Moving forward and backward in time, Jacqueline Woodson's taut and
powerful new novel uncovers the role that history and community have
played in the experiences, decisions, and relationships of these
families, and in the life of the new child.
As the book opens in 2001, it is the evening of sixteen-year-old
Melody's coming of age ceremony in her grandparents' Brooklyn
brownstone. Watched lovingly by her relatives and friends, making her
entrance to the music of Prince, she wears a special custom-made dress.
But the event is not without poignancy. Sixteen years earlier, that very
dress was measured and sewn for a different wearer: Melody's mother,
for her own ceremony — a celebration that ultimately never took place.
Unfurling the history of Melody's parents and grandparents to
show how they all arrived at this moment, Woodson considers not just
their ambitions and successes but also the costs, the tolls they've paid
for striving to overcome expectations and escape the pull of history.

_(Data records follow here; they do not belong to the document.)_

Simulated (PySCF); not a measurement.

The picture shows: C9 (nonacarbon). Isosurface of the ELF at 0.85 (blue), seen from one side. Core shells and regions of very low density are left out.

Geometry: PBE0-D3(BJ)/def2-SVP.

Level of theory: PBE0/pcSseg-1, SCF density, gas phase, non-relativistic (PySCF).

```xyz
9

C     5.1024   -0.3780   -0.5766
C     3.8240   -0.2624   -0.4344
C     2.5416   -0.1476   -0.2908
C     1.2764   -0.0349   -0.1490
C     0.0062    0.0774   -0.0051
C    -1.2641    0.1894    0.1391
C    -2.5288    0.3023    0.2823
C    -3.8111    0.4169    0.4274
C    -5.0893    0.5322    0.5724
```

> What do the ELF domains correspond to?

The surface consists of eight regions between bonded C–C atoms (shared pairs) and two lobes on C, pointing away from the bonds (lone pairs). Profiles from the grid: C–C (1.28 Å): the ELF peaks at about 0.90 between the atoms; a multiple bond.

As it explores sexual desire and identity, ambition, gentrification,
education, class and status, and the life-altering facts of parenthood,
Red at the Bone most strikingly looks at the ways in which young
people must so often make long-lasting decisions about their lives — even
before they have begun to figure out who they are and what they want to
be.
Review
"Woodson famously nails the adolescent voice. But so, too, she burnishes all her characters' perspectives....In Woodson, at the height of her powers, readers hear the blues: 'beneath that joy, such a sadness.'" Kirkus (Starred Review)
Review
"[A] beautifully imagined novel...Woodson's nuanced voice evokes the complexities of race, class, religion, and sexuality in fluid prose and a series of telling details. This is a wise, powerful, and compassionate novel." Publishers Weekly (Starred Review)
Review
"Woodson channels deeply true-feeling characters, all of whom readers will empathize with in turn. In spare, lean prose, she reveals rich histories and moments in swirling eddies, while also leaving many fateful details for readers to divine." Booklist
About the Author
Jacqueline Woodson is the bestselling author of more than two dozen award-winning books including the 2016 New York Times-bestselling National Book Award finalist for adult fiction, Another Brooklyn. Among her many accolades, Woodson is a four-time National Book Award finalist, a four-time Newbery Honor winner, a two-time NAACP Image Award Winner, and a two-time Coretta Scott King Award Winner. Her New York Times-bestselling memoir, Brown Girl Dreaming, received the National Book Award in 2014. Woodson is also the 2018-2019 National Ambassador for Young People's Literature and recipient of the 2018 Astrid Lindgren Memorial Award and the 2018 Children's Literature Legacy Award. In 2015, she was named the Young People's Poet Laureate by the Poetry Foundation. She lives with her family in New York.